100,000 euros for Sansepolcro icon

Redazione Ansa

(ANSA) - Sansepolcro (Aresso), March 26 - After a three-year-long restoration, Renaissance master Piero della Francesca's Resurrection can once again be admired in its original glory at the civic museum of Sansepolcro, the little Tuscan town where the artist was born sometime around 1420.
    The details and colors that make up the masterpiece have been brought back to life - the eyes of Jesus Christ, the draping of his pink cloak, the soldiers at his feet and the hills and fortresses against a clear blue sky on the background.
    The fresco described by Giorgio Vasari, the father of modern art history, as the Renaissance pioneer's "most beautiful" artwork and hailed by British novelist Aldous Huxley in 1925 in the essay "The most beautiful painting in the world", is a symbol of Sansepolcro. Indeed gunnery officer Anthony Clarke in 1944 famously decided at the last minute not to bombard the town because he remembered about the masterpiece he would otherwise have risked destroying.
    The long restoration work was carried out by Florence's Opificio delle Pietre Dure, one of Italy's most well-known restoration laboratories, and the art superintendency of Arezzo and Siena, with a 100,000 euro donation from Buitoni manager Aldo Osti.
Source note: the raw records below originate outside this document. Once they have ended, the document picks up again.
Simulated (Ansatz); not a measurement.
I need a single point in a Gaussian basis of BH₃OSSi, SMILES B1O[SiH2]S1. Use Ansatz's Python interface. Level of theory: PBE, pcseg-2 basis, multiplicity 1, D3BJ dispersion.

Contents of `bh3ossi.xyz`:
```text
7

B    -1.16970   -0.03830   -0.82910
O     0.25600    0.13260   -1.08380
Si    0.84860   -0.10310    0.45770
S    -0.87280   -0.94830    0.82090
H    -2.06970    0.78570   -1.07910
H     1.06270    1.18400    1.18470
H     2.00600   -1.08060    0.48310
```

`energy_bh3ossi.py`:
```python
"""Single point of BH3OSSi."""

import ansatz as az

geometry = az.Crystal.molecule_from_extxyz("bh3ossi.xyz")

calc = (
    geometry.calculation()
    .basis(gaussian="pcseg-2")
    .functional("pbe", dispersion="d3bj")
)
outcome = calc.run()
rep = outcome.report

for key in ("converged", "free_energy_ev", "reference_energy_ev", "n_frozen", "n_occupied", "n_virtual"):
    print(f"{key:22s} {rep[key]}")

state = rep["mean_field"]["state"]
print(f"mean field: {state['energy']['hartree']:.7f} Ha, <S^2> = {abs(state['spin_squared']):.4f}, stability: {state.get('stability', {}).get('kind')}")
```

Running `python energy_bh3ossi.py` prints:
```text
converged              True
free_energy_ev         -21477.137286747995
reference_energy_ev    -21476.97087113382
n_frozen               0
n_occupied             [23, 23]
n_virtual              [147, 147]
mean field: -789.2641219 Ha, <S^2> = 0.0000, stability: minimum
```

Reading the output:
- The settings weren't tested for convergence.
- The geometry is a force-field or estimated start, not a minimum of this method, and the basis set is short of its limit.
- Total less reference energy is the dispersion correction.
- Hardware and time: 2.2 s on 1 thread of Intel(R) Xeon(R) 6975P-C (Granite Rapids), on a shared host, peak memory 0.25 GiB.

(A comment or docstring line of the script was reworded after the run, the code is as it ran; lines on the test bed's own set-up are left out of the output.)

    The restoration saved the fresco from damage caused, among other things, by earthquakes, an exhaust pipe and 40 previous minor restorations including one in the 19th century in which sodium hydroxide was used to "clean" the painting.
    It also unveiled new details of the fresco's history.
    Cecilia Frosinini, director of the Opificio's department for the restoration of painted murals, said that, following the work, "we can affirm with certainty what has been said for a long time: the painting was moved here from somewhere else, perhaps even from an external wall of the building".
    "It is one of the oldest and most monumental" relocations of a fresco in the history of art, Frosini said, adding that moving it to its current location where the town meetings were held was an "identity choice". The restoration also shed new light on the artist's technique and color choices.
    "Today we know that the greens are the weakest" hues while the pink of the cloth worn by Jesus was intended to be "richer", noted Frosini.
    The director of the restoration work on behalf of the superintendency, Paola Refice, also said it is necessary to ensure "ordinary maintenance work" for the fresco.
    "An artwork should never require such a significant intervention ever again".
    Nevertheless, a few questions on the masterpiece remain unanswered.
    Art historians have often dated the fresco between 1450 and 1465 but new research has shifted the date to 1470.
    The original location and reason why it was moved are still unclear.
    And the mystery on whether the sleeping soldier represents Piero della Francesca remains unanswered.